MLB: Arizona Diamondbacks at San Francisco Giants Stan Szeto-USA TODAY Sports

Yesterday, Farhan Zaidi suggested that the Giants were interested in trying out the concept of the “opener” going forward. If you aren’t familiar, that is when a relief pitcher starts the game and usually goes about an inning or so, then the traditional starting pitcher comes in.

There are many people for whom that doesn’t sit well with, and not for baseball reasons. I like and respect Alex Pavlovic of NBC Sports Bay Area a lot, but he posted something last night that bothered me:

I get the point he is making, and agree that the addition of this practice will likely have little impact on the game in the short-term, but I don’t agree that people who take issue with this are simply upset because it’s new and different.

It is intriguing to see the Giants interested in moving forward in the trends in baseball rather than stagnating in the past. Maybe it will even work out better and change the game, who knows?

That said, the issue that most people seem to take with the concept is that it feels a lot like they’re trying to diminish the role, and thus the value, of starting pitchers so that they don’t make as much money. If this seems at all cynical or implausible, well... (/gestures vaguely at the world around us)... it shouldn’t.

Who usually makes the most money in free agency? Starting pitchers! Who doesn’t like to spend money on the employees who make them rich? Businesses! And baseball is a particularly nasty business when it comes to screwing over their workforce.

“But Sami,” some of you may exclaim, “the players are overpaid and make millions of dollars even after they stop being good, why should we be sympathetic towards them?”

Great question, hypothetical reader. Baseball players play a lot (if not all) of their very short careers in the minor leagues, where they are basically paid in peanuts. Then, if they are lucky enough to succeed and make the majors, they usually spend the majority of their most productive years under team control, meaning they are often the biggest contributors to the success of the team while making the least amount of money.

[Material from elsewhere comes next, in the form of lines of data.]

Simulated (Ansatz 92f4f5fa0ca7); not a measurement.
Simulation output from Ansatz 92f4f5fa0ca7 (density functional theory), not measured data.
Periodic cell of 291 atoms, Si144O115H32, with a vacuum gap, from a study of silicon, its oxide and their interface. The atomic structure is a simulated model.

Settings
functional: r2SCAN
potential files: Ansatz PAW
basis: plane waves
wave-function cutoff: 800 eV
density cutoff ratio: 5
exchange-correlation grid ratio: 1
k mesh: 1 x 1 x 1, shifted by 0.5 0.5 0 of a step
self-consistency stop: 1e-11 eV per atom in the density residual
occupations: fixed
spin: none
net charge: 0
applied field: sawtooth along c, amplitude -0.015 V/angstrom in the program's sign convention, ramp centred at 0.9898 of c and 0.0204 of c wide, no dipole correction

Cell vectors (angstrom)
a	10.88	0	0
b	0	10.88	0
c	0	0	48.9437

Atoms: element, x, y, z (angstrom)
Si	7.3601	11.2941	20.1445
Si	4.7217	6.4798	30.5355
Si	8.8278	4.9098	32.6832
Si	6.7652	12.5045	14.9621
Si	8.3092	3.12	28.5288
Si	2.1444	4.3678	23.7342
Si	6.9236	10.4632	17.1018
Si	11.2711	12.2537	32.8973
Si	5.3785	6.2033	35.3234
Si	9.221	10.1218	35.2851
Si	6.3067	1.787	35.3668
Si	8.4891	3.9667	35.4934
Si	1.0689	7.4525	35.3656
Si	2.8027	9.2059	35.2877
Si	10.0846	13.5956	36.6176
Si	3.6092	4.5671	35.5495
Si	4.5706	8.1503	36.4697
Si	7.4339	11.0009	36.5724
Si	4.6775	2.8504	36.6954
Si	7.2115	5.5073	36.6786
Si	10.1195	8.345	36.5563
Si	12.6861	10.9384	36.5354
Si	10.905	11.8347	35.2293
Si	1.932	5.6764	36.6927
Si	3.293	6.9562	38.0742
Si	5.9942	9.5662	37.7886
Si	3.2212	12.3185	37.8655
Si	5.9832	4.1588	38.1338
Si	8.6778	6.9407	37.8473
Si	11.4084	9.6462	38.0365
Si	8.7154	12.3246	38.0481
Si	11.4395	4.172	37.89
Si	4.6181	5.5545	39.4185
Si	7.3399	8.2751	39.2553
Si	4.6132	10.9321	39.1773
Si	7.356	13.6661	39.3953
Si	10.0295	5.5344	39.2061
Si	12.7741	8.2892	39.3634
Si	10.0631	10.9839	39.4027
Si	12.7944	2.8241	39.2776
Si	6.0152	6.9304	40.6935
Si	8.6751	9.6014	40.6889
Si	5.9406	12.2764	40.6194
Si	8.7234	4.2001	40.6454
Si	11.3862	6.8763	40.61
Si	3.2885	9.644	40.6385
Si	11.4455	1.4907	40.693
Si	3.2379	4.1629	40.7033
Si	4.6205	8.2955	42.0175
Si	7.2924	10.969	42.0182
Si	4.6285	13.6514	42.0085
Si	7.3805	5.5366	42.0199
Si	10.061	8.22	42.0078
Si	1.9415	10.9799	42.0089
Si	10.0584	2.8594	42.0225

And I know that some will complain about how even league minimum salary is a lot more than most people make in a year, but consider that the window of a baseball career is incredibly short compared to the average lifespan of a human.

Imagine working your whole life to get an opportunity to work in your chosen field, then having only 10-15 years to go from being an unpaid intern to as high as you can get in a company (that only after six years do you even get to choose) before having to start over from scratch, likely without a college degree or any other professional skills.

So, that system is not good, but it was working out for the lucky few to make it out of their arbitration years because eventually free agency arrived, and with it, their first and maybe only opportunity for a big paycheck, freedom to choose where they want to play, and hopefully some life stability in terms of achieving a long term arrangement that would hopefully see them through their older, declining years.

We all knew that they weren’t going to be “worth” the money under the years of those contracts, in terms of the ways we value players’ worth. But that was the only way baseball players made any substantial money so it was hard to justify complaining about it unless you want to overhaul the entire system. Which I do, but MLB does not.

Now we’ve been seeing a trend over the last two off-seasons where there has been a kind of freeze on big paydays for older free agents (or any payday at all, in some cases). The logic would be reasonable (they aren’t worth the money based on the metrics) if all players were receiving pay based on their value throughout their career. They are not.

If they want to start paying minor league players a living wage, and then pay all major league players based on their mathematical value to the team (thus allowing them to earn the majority of their money during their prime years even if they are under team control), then maybe this devaluation of expensive free agents will become the new way of things and not seem like yet another grifting attempt by the owners.

This brings me back to my issue with the concept of the openers. As Bryan wrote about last night, Zaidi said he doesn’t believe it’s an attempt to devalue starting pitchers, but more that “there’s a perceived scarcity and that’s leading teams to pursue alternatives.”

That sounds like a lot of BS to me. I don’t mean to imply that Zaidi is spouting BS, I think he’s got the right read on the situation. But I think that the “perceived scarcity” is only there to drive down the value of the most expensive players. Sure, starting pitchers are scarce if you don’t want to pay to acquire or keep the best of them, and a new system that increases pitching specialists guarantees the development of fewer quality starters.

The idea of the “opener” itself has potential merit for baseball reasons. For a team with a questionable rotation and shaky overall depth, I can see the upside of limiting innings and pressure during the grind of the season.

But I can’t help but think it will be used for nefarious purposes in the long run, in terms of driving down the cost of quality starting pitching by decreasing the metrics that make those starting pitchers so valuable. Things like starts, innings pitched, etc. When you hear about teams “experimenting”, it doesn’t just mean in terms of what we see on the field.

Relief pitchers, even used as “openers,” are cheaper than starting pitchers. So using them to eat up some innings from a starter would, it stands to reason, decrease the value of said starter. Which would reduce the free agency paycheck starting pitchers can expect to receive. Which would allow teams to pocket more money rather than pay the workers, who earned that money for them, a fair share of it.

This isn’t exactly a league that is known for being generous and supportive of their players getting paid fairly. They hire lobbyists to donate money to candidates (from both parties) who will support their causes, including continuing to not-pay minor league players a living wage. They manipulate the playing time of young players to keep them under team control for as long as possible. The owners were found guilty of collusion in the eighties and have been accused of colluding multiple times ever since.

There is no reason to give them the benefit of the doubt when it comes to this.